-----------------------------------------------------------
	  Description of the LDC verbal analyzer/synthesizer for 
		    spoken Egyptian Colloquial Arabic
	-----------------------------------------------------------

	June, 1997

	Project leader:		   Cynthia McLemore

	Consultation:		   Megumi Kobayashi
				   Sean Crist
				   M. Kaneko

	Transducer programming:	   Zhibiao Wu

  
CONTENTS

	1. Summary abstract
	2. System requirements
	3. About the transducer


-----------------------------------------------------------------------
1. Summary abstract

	The LDC verbal analyzer/synthesizer (transducer) for Japanese
was compiled primarily for support of the project on Large Vocabulary
Conversational Speech Recognition (LVCSR), sponsored by the
U.S. Department of Defense.


-----------------------------------------------------------------------
2. System requirements

The transducer software presented here is intended for use on UNIX
operating systems; it involves the use of the UNIX "make" utility, and
programs compiled from C source code; the source code is available
from the LDC via anonymous ftp:

	ftp://ftp.cis.upenn.edu/pub/ldc/misc_sw/fst-0.3.tar.gz

If you are using a Sun sparc workstation, you can make use of the
compiled program files that have been included here with the
transducer data; the program files are located in the "bin"
directory.  Users of systems other than Sun sparc workstations will
need to obtain and compile the source code distribution mentioned
above.


-----------------------------------------------------------------------
3. About the transducer

	The analyzer/synthesizer is a finite-state transducer.  The
transducer has a finite set of states (arcs) that specify all possible
inflectional forms for every verb found in the transducer.

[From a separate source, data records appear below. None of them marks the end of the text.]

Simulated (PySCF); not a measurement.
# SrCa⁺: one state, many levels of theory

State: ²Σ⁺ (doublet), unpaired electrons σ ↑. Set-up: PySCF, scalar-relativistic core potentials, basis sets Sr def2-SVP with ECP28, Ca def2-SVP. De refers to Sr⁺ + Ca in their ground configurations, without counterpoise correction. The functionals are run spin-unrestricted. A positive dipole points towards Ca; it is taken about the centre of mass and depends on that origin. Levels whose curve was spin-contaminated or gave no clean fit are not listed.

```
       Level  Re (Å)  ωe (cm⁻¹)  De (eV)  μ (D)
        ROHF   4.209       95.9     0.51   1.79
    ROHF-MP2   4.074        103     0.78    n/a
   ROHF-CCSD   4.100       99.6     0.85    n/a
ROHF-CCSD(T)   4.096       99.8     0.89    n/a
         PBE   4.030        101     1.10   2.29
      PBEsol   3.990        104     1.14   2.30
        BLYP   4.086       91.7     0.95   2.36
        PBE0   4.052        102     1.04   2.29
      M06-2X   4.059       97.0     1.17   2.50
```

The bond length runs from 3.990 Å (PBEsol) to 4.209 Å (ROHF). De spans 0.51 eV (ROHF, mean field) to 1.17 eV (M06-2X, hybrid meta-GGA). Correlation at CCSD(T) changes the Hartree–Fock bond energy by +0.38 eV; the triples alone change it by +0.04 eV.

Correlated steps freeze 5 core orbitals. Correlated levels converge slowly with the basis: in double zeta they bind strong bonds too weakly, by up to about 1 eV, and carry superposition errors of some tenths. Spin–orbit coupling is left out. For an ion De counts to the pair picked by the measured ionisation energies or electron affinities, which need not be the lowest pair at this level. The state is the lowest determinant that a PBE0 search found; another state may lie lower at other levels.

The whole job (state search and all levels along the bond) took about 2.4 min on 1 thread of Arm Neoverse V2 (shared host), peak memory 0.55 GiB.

	The transducer program requires two input files:

		- Japanese.lmfst
		- Japanese.glfst

The file "Japanese.lmfst" was created manually and specifies all of
the arcs of the inflectional system of Japanese, including both stem
arcs and affixal arcs.

The file "Japanese.glfst" is the result of the arcs in "Japanese.lmfst"
having been read into the transducer.  If any changes are made in
"Japanese.lmfst", then "Japanese.glfst" must be created again.

The file "Makefile" can be used (via the UNIX "make" command) to
create "Japanese.glfst" and "Japanese.words_glfst".

The directory "man" contains UNIX manual-page files that describe the
usage of the two FST programs provided in the "bin" directory.  These
manual pages may be helpful in understanding the following remarks
about the use of the transducer.

You can specify any field as the input field (-i option) and all other
fields as the output field. Currently in Japanese.glfst, the field
numbers are: morphological_tag(0), romaji(1), kanji(2),
hiragana(3). Or you can specify one field as the output (-j option).  

For example, if you want to input romaji and output all other three
fields, you can run the following command:

Lfst_trans -d Japanese.glfst -i 1 -m 

If you want to output kanji only, you can run the following command:

Lfst_trans -d Japanese.glfst -i 1 -j 2 -m